Communication Workers Rally in Daytona Beach

With contract bargaining beginning in early February 2018, Communication Workers of America from AT&T Mobility in District 3, AT&T Midwest, and Legacy AT&T held informational pickets at many locations across the country.

Members of CWA Local 3102, along with fellow labor activists, gathered Monday, January 22nd in front of an AT&T Mobility store in Daytona Beach, FL.

Philip Farruggio, President of CWA Local 3102, stated “the reason we conducted a mobilization effort in front of that AT&T corporate retail store was multifaceted.

First and foremost, AT&T mobility is getting ready to start bargaining a new contract in District 3, which makes up 9 states in the Southeast. We have a message we wanted to convey not only to the company, but to the CWA bargaining team which is that we are united.”

President Farruggio continued saying that “we deserve a fair contract. We want that message conveyed. We want the bargaining team to know that we are behind them. We want the company to know that our membership is prepared to mobilize and to strike, if necessary.”

“AT&T has also announced roughly 1,600 layoffs of its technicians nationwide, around 290 from the Southeast,” stated President Farruggio, “even after the big corporate tax cuts were announced which was supposed to help create jobs. We will continue these mobilization efforts throughout the bargaining process for as long as it takes to let the company know that we will not go quietly into the night”

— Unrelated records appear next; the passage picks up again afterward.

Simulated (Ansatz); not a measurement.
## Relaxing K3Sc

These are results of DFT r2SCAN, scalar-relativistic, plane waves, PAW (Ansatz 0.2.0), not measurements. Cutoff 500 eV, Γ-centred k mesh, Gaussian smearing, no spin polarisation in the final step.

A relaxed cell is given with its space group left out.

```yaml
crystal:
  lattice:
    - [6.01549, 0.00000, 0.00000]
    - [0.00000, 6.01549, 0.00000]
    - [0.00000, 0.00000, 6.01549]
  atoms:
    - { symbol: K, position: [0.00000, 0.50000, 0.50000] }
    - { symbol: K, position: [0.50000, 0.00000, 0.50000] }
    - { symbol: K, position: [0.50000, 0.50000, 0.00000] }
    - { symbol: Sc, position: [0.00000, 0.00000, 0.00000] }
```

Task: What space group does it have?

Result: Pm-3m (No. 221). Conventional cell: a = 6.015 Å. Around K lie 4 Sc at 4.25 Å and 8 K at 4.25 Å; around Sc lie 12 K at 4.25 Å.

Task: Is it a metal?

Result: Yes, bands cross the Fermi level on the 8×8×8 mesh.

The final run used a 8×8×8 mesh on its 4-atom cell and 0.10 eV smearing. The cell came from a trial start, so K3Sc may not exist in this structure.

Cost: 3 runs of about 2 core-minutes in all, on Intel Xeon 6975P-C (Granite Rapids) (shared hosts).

As many remember, the moment President Trump signed huge corporate tax cuts into law, AT&T announced that they would be giving out $1000-dollar bonuses to employees ($3000 short of Trump’s tax cut promise to working people), generate 7000 new good paying jobs, and invest over $1 billion dollars back into its infrastructure.

Many of these 7000 “new jobs” AT&T claims it will be creating are going to come from closing and/or moving call centers (without allowing current employees to relocate to these new centers),

reclassifying current employees and creating lower paying positions, hiring contractors and temps, and adding more retail part time positions (while eliminating full time). Losing the more senior, more qualified and highly trained Union workers will be the true cost AT&T’s “new jobs.”

CWA released a statement saying what does “AT&T Investing $1 Billion dollars mean to AT&T employees, when you are eliminating most of the Unionized work force to suite bigger profits. When a CEO can make a salary 350 times higher than its average employees, and the company continually profits Billions, how does AT&T claim to surplus its employees, due to economic reasoning?”